Scott Clark, RIMS secretary and director of the external affairs committee, criticized the administration's call for scaling back the federal terrorism insurance backstop program. The administration calls for increasing deductibles and copays for insurers that participate in the program, as well as eliminating coverage for acts of domestic terrorism, actions the White House says will save $250 million.
The “proposal to eliminate $250 million is regrettable and disappointing, from the consumer perspective,” said Mr. Clark, who also is risk and benefits officer for the Miami-Dade County School Board in Miami. “In 2007, Congress reauthorized the Terrorism Risk Insurance Act for a seven-year period. TRIA and the federal government's commitment to act as the ultimate backstop for terrorism insurance served to stabilize the market for policyholders,” he said. “To attempt to withdraw the government's support will adversely impact the availability and affordability of terrorism insurance. We hope that Congress will once again see the wisdom in not adopting this as part of its budget going forward.”
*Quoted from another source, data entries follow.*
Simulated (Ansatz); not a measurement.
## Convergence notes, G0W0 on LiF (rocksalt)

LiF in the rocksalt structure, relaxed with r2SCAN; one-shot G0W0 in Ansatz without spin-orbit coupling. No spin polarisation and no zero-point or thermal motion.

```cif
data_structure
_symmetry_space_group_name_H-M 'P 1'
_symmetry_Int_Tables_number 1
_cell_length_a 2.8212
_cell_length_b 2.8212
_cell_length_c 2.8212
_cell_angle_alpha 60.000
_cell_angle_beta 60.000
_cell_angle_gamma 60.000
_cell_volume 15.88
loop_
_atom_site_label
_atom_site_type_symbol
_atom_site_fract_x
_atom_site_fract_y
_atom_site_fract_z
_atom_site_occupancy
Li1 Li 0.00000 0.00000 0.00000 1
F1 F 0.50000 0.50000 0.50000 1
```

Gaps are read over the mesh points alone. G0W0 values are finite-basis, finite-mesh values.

Mr. Clark also said RIMS opposes an item in the budget proposal that would impose new taxes on certain reinsurance transactions.
Under the proposal, a U.S. insurance company would not be allowed a deduction to the extent that the foreign reinsurers or their parent companies are not subject to U.S. income tax with respect to premiums received, and the amount of reinsurance premiums, or net of ceding commissions, paid to foreign reinsurers exceeds 50% of the total direct insurance premiums received by the U.S. insurance company and its U.S. affiliates for a line of business.
This would impair the insurance market for individual and commercial policyholders, Mr. Clark said in the statement.
He said an inherent conflict exists in the proposals. The administration would curtail the government's commitment to a “stable market for terrorism insurance” while at the same time “restricting one of the primary means the industry uses to manage its terrorism risk through reinsurance.” He noted that a study by reinsurance research and investment firm Dowling & Partners Securities L.L.C. found that 64% of the losses related to the Sept. 11, 2001, terrorist attacks were paid by foreign insures and reinsurers.
“RIMS intends to strongly oppose both measures,” said the statement.